Mr. GRAHAM. Madam President, I wish to bring the body's attention to a recent decision by the Obama administration to place the son-in-law of Osama bin Laden, Mr. Abu Ghaith--I think I am pronouncing the name correctly--into Federal district court in New York charged with conspiracy to kill American citizens. He has been presented to our criminal justice system. He is, in my view, the classic example of an enemy combatant.

I will be, along with Senator Ayotte, writing the Attorney General asking for a rundown of how long he was interrogated before he was read his Miranda rights. I believe this is a classic example of a person of great intelligence value who should have been held as an enemy combatant at Guantanamo Bay for intelligence-gathering purposes as long as it took to get good intelligence. He, in my view, is a treasure trove of information about not only al-Qaida but maybe things going on in Iran. There is an allegation of his being held in Iran for a very long time as their houseguest, for lack of a better word.
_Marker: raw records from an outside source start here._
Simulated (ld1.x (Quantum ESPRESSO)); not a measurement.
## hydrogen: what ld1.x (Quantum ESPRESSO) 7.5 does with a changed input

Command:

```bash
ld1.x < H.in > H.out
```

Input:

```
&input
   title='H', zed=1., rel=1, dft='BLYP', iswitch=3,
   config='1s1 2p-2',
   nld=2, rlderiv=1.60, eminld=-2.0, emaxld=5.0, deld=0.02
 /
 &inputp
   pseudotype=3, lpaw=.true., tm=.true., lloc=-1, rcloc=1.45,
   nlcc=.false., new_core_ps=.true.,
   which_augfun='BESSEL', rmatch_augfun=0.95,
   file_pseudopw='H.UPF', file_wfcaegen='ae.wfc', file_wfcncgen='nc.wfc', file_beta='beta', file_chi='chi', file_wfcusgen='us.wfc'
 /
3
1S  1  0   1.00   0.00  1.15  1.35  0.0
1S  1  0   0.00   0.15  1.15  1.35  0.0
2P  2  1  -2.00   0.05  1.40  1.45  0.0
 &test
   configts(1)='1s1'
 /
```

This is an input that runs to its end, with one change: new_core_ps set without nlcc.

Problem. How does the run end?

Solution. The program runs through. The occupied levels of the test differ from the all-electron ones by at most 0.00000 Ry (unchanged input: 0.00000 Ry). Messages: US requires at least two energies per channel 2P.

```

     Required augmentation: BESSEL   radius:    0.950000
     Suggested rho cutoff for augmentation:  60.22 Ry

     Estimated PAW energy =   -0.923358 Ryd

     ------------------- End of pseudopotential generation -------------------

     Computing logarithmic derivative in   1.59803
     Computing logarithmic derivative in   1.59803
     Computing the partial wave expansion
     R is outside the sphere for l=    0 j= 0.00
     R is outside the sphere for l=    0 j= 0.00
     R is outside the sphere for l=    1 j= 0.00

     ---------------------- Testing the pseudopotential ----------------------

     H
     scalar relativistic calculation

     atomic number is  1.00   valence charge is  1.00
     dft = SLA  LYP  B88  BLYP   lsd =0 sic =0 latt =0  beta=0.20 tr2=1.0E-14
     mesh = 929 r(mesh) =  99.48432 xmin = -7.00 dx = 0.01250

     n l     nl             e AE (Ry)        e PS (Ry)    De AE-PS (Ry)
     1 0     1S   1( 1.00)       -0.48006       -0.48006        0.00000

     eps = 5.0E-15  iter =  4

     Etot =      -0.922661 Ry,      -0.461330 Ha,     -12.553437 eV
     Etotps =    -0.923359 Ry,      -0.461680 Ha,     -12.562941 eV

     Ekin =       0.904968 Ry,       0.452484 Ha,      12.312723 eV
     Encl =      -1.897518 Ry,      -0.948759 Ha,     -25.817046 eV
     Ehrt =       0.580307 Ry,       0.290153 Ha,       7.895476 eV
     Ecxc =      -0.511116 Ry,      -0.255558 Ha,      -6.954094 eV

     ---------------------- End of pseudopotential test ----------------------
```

I fear greatly we are beginning to go back to the criminal justice model that preceded 9/11. The first time the World Trade Center was attacked, we had the Blind Sheik case and the prosecutors did a wonderful job of prosecuting the Blind Sheik and his conspirators in Federal court. But everybody at that time treated al-Qaida and terrorism as a criminal threat.

After 9/11, we changed our model. The attacks of 9/11 were viewed as an act of war and we authorized military force to go after al-Qaida and affiliates by allowing us to use the law of war model regarding al-Qaida operatives. From 9/11 forward, we can now hold them as enemy combatants.

Under the law of war--I have been a military lawyer for 30 years--there is no Miranda right component. If a person is captured as an enemy prisoner, he or she is not read their rights or provided a lawyer. When a commander hears we have a highly valued member of the enemy in our custody, the first thing the commander wants to know is what intelligence have we gathered. The last thing on the commander's mind is where we are going to prosecute them.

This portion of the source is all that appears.